There are many alternative ways for both compiling and even running VisIt_ to produce any given image or textual output.
Nonetheless, we expect results to be nearly if not perfectly identical.
For example, we expect VisIt_ running on two different implementations of the GL library to produce by and large the same images.
We expect VisIt_ running in serial or parallel to produce the same images.
We expect VisIt_ running on Ubuntu Linux to produce the same images as it would running on Mac macOS.
We expect VisIt_ running in client-server mode to produce the same images as VisIt_ running entirely remotely.
In many cases, we expect outputs produced by these alternative approaches to be nearly the same but not always bit-for-bit identical.
Minor variations such as single pixel shifts in position or slight variations in color are inevitable and ultimately unremarkable.
When testing, it would be nice to be able to ignore variations in results attributable to these causes.
On the other hand, we would like to be alerted to variations in results attributable to changes made to the source code.

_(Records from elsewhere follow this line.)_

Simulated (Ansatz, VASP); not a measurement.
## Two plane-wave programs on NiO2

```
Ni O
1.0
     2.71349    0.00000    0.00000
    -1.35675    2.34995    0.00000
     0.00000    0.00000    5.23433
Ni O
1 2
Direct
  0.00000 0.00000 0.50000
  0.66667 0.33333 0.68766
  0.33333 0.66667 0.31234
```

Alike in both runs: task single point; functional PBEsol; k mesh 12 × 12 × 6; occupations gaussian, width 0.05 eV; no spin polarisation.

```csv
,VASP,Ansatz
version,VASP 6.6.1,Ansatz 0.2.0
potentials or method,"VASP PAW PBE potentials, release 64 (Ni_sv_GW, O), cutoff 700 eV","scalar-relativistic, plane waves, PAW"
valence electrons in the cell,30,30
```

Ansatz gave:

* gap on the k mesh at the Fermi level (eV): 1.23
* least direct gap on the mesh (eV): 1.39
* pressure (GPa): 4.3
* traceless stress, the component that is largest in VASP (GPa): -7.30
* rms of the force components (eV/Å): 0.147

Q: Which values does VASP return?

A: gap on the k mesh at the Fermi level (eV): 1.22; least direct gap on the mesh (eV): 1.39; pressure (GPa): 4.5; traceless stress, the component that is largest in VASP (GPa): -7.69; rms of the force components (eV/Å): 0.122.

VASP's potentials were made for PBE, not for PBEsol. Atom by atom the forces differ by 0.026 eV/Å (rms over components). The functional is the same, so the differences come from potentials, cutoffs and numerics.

To satisfy both of these goals, we use bit-for-bit identical matching to track the impact of changes to source code but *fuzzy* matching for anything else.
We maintain a set of several thousand version-controlled, baseline results computed for a specific, fixed *configuration and test mode* of VisIt_.
Nightly testing of key branches of development reveals any results that are not bit-for-bit identical to their baseline.
These *failures* are then corrected in one of two ways.
Either the new result is wrong and additional source code changes are required to ensure VisIt_ continues to produce the original baseline.
Or, the original baseline is wrong and it must be updated to the new result.
In this latter situation, it is also prudent to justify the new result with a plausible explanation as to why it is expected, better or acceptable as well as to include such explanation in the commit comments.
Mode specific baselines
"""""""""""""""""""""""
VisIt_ testing can be run in a variety of modes; serial, parallel, scalable-parallel, scalable-parallel-icet, client-server, etc.
For a fixed configuration, in most cases baseline results computed in one mode agree bit-for-bit identically with the other modes.
However, this is not always true.
About 2% of results vary with the execution mode.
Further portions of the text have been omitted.